Atrocity Crime Prevention
Members of Guernica 37 have for the last two decades concentrated their efforts on investigating and seeking accountability for the victims of historical mass atrocities.
Its members have an unprecedented expertise and experience in the challenges that working in the environment ‘after the event’ can present.
International human rights law, international criminal law, and the need for the rebuilding of society have highlighted the necessity for international legal expertise to develop alongside seeking to prevent the future occurrence of such atrocities.
Members of Guernica 37 have on numerous occasions participated in the creation and preservation of the necessary networks, both in country and internationally, and sought to identify the key actors who can make those preventative practices feasible.
Our experience extends to the development of national networks with members of civil society, relevant members of security and military forces, political elites, other relevant key actors and stakeholders willing to contribute, and further the protection, handling, and development of these relations.
The next decade is likely to be identical to those previous, in that given the proliferation of conflict, there is an abject need for human rights protection and associated legal mechanisms to develop further to seek to prevent, but where this is not possible, to bring about accountability for mass atrocities.

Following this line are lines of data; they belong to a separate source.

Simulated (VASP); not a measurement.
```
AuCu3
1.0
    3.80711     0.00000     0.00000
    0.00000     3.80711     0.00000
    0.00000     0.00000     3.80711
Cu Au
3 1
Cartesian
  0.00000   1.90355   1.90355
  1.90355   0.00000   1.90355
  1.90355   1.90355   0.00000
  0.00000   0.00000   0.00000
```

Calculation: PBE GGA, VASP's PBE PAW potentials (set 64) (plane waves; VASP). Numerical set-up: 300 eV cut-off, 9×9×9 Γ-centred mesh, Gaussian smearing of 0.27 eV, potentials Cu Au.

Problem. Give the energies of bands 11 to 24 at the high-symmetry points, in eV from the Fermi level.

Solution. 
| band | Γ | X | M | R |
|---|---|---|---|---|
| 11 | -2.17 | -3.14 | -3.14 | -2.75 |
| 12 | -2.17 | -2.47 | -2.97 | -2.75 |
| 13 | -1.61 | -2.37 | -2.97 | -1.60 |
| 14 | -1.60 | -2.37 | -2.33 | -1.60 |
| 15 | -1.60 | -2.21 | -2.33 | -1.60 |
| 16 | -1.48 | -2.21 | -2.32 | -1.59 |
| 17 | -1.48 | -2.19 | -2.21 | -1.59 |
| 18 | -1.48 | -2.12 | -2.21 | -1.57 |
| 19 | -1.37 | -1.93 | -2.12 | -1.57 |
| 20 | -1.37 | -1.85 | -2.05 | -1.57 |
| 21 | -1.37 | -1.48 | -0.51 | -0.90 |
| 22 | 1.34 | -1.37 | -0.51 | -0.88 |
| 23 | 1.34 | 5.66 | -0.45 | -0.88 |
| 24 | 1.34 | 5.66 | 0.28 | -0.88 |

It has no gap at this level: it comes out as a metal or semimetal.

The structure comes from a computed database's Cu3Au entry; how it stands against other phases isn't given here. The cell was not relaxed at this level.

These efforts have significant legal implications not only for key national actors, but also those international agents that want to assist.
Guernica 37 seeks to create ‘best practice models’, protocols, and mid to long-term legal analysis aiming to develop information and its legal potential.
As important as it is to work to prevent and prosecute instances of mass atrocities, it is also essential to ensure that this is done within the confines of international treaties, conventions, and national legal standards, so as to ensure that such efforts have the necessary impact and scope.